In the lectures, partly tongue-in-cheek, he suggested that physics was
based on two easily described operations, namely the addition and
multiplication of arrows in the plane. His description of arrow addition
and multiplication for a general, non-mathematical audience was a model
for the informal, very visual, most adequate, presentation of
mathematical ideas. But he gave it under the guise of describing physics.
And he avoided panic among the mathematically shy by not saying that the
arrows, with their addition and multiplication, represent what pure and
applied mathematicians (since Gauss) regard as the complex numbers.
No mastery of the algebraic way of writing and thinking was required to
understand his live description of addition and multiplication.
When I attended Feynman‘s lectures, I thought his description of arrows
in the plane could be an excellent way to introduce complex numbers. The
chapters on complex numbers elaborate on Feynman’s live presentation,
although their on-paper presentation employs the algebraic way of writing
and reasoning.
With Feynman's energetic presentation as a model, I looked for and found
in 1983, a preview and simple tour of calculus (slope-related
calculations) which likewise required a minimal knowledge of algebra.
Just the definition of a slope to a straight line needs to be understood
to follow it.
The why slopes chapters extend this tour and provide a geometric
motivation for calculus, easy to describe and to repeat without a great
dependence on algebra and without requiring a mastery of the rules of
differentiation, that is slope calculation, for nonlinear functions.
This book is one of three volumes on understanding and explaining
reasoning skills and mathematics. The objective of this volume is to
complement other texts in algebra, trigonometry and calculus. Students
may be able to read the first part of this book during their high school
days and keep the rest of this work for consultation during their college
studies.
The first why slopes chapters gradually illustrate the algebraic or
symbolic way of writing and thinking. The later is employed more deeply
in some later chapters and at full strength in proper calculus courses.

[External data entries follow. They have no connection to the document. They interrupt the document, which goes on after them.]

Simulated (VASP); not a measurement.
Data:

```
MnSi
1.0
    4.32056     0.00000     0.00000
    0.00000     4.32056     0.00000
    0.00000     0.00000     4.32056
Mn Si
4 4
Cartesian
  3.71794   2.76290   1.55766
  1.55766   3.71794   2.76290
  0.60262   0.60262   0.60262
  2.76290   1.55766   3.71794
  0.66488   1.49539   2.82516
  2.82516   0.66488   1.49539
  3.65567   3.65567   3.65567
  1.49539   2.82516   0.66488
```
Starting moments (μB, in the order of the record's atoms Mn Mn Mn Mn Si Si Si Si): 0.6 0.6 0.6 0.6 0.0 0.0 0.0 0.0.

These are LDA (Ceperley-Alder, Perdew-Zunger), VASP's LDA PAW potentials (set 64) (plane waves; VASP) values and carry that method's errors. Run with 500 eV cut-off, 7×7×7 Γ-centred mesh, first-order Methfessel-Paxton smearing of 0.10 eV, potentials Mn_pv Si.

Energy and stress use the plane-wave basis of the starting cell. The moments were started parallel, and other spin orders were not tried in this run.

The aim of the first chapters is to provide a simple image-based preview
or review of calculus. In it, dependence on symbols or algebra is kept to
a minimum. The images may help readers to see and physically grasp the
simplest slope-related ideas in calculus. The remaining chapters cover
more topics – see the table of contents. Appendices present the most
advanced topics. Theorems in first courses on calculus are often stated
without proof. The appendices state the theorems and give or indicate the
proofs. This should provide a context for the decimal-free approach
favored in advance calculus or modern mathematical analysis.
This is a book which a student could begin reading in high school and
continuing reading through further college math courses. Material
elementary to advanced is covered.
Alan Selby
Montreal
March 1996
Copyright © 1995, 1996 by A. M. Selby
Canadian Cataloguing in Publication Data
Selby, Alan M,
Understanding and Explaining reason and math
Contents: v. 1. Elements of Reason - v. 2. Three Skills
for algebra - v.3. Why Slopes and more math.
ISBN 0-9697564-4-5 (set) -
ISBN 0-9697564-1-0 (v. 1) -
ISBN 0-9697564-2-9 (v. 2) -
ISBN 0-9697564-3-7 (v. 3) -
1. Mathematics–Philosophy. 2. Reason.
3. Algebra. 4. Calculus. I. Title. II. Title: Elements of reason.
III.Three Skills for algebra. IV. Title: Why Slopes and more math.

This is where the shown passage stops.